This is a redundant check.

184 ↗(On Diff #85169)

Since we have profile information, it might be worth to find the optimal solution to the insertion problem -- for a given set of use BBs, find a second set of BBs such that

  1. a BB in the original set is either included in the second set or dominated by a BB
  2. the total frequency of second set is minimized.

The constant materialization instructions are inserted in the BBs in the solution set.

wmi added inline comments.Jan 22 2017, 11:22 AM
lib/Transforms/Scalar/ConstantHoisting.cpp
182 ↗(On Diff #85169)

Indeed.

184 ↗(On Diff #85169)

Sure. I will implement that if it is ok to use BFI in consthoisting.

wmi updated this revision to Diff 86085.Jan 27 2017, 11:33 AM

Update the patch according to suggestion from David: using BFI to find the optimal solution to the insertion problem.

davidxl added inline comments.Jan 27 2017, 1:54 PM
lib/Transforms/Scalar/ConstantHoisting.cpp
164 ↗(On Diff #86085)

assert !BBs.count(Entry) is true

170 ↗(On Diff #86085)

It is simpler to document like this:

WorkSet includes any block 'BB' that is not strictly dominated by any other blocks in set 'BBs', and all nodes in the path in the dominator tree from Entry to 'BB'.

Also name WorkSet as Candidates?

178 ↗(On Diff #86085)

In the first iteration, this is always false, so perhaps change the loop into a do-while:

bool isCandidate = false;
do {

Path.insert(Node);
 if (Node == Entry) {
      isCandidate = true;
      break;
 }
 Node = getIDom(Node);

} while (!BBs.count(Node));

201 ↗(On Diff #86085)

early return when MadeChange == false?

231 ↗(On Diff #86085)

NodesInBBs can not be true for Entry node.

234 ↗(On Diff #86085)

Why return empty BBs?

wmi added inline comments.Jan 27 2017, 4:53 PM
lib/Transforms/Scalar/ConstantHoisting.cpp
164 ↗(On Diff #86085)

Ok.

170 ↗(On Diff #86085)

Ok, will fix it.

178 ↗(On Diff #86085)

That looks simpler. Will fix it.

201 ↗(On Diff #86085)

MadeChange == false here just means we didn't find a BB from BBs dominated by another one in BBs, but we may still do hoisting work in the following, like hoist a const materialization out of loop.

234 ↗(On Diff #86085)

BBs return the locations where to insert hoisted const materialization. If we decide not to hoist anything, i.e., MadeChange is false, we will return empty BBs saying nothing will be inserted.

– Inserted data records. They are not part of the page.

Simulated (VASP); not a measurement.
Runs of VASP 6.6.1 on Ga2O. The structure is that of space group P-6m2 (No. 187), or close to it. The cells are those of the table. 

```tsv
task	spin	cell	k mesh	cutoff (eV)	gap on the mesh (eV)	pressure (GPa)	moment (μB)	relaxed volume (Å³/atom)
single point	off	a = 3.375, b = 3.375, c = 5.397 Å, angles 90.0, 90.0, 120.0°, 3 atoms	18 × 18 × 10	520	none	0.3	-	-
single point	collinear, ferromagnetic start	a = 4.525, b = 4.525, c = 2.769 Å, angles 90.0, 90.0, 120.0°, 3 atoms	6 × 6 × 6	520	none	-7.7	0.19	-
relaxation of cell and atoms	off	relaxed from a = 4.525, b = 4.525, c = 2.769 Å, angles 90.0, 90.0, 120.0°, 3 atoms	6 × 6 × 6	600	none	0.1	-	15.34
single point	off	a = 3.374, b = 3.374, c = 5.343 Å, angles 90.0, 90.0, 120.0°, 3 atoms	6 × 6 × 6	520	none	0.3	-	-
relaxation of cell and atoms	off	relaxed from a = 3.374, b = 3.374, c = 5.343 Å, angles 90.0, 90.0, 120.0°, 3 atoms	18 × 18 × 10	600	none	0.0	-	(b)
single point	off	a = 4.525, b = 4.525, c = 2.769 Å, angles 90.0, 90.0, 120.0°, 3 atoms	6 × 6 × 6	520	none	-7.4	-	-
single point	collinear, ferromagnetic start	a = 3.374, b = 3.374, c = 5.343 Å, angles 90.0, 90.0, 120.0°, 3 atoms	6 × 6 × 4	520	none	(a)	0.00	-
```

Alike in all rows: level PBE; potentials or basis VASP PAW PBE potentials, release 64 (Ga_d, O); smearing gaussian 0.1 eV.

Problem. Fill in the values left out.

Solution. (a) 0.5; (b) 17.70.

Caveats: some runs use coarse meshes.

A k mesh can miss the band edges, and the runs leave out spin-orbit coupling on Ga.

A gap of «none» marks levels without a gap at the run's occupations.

davidxl added inline comments.Jan 29 2017, 9:32 PM
lib/Transforms/Scalar/ConstantHoisting.cpp
230 ↗(On Diff #86085)

The exit handling code can probably be simplified a little:

if (Node == Entry) {

   BBs.clear();
   if (InsertPtsFreq >= BFI.getBlockFreq(Node)) {
        BBs.insert(Entry);
         MadeChange = true;
    } else if (MadeChange) {
        BBs.insert(InsertPts.begin(), InsertPts.end());
    }
   break;
}
wmi updated this revision to Diff 86306.Jan 30 2017, 9:54 AM

Addressed David's comments.

davidxl added inline comments.Feb 1 2017, 4:52 PM
include/llvm/Transforms/Scalar/ConstantHoisting.h
130 ↗(On Diff #86306)

Add a documentation about what it returns and what it means when empty set is returned.

lib/Transforms/Scalar/ConstantHoisting.cpp
704 ↗(On Diff #86306)

It does not seem correct to skip base const materialization. Also the second condition should always be true?

wmi added inline comments.Feb 1 2017, 5:12 PM
lib/Transforms/Scalar/ConstantHoisting.cpp
704 ↗(On Diff #86306)

You are right. I realize it is not right to skip base const materialization when we need to rebase some use. Will fix it.

The second condition is not necessarily true. We have multiple uses and multiple insertion points chosen. Every use will be dominated by exactly one insertion point but we don't know which one.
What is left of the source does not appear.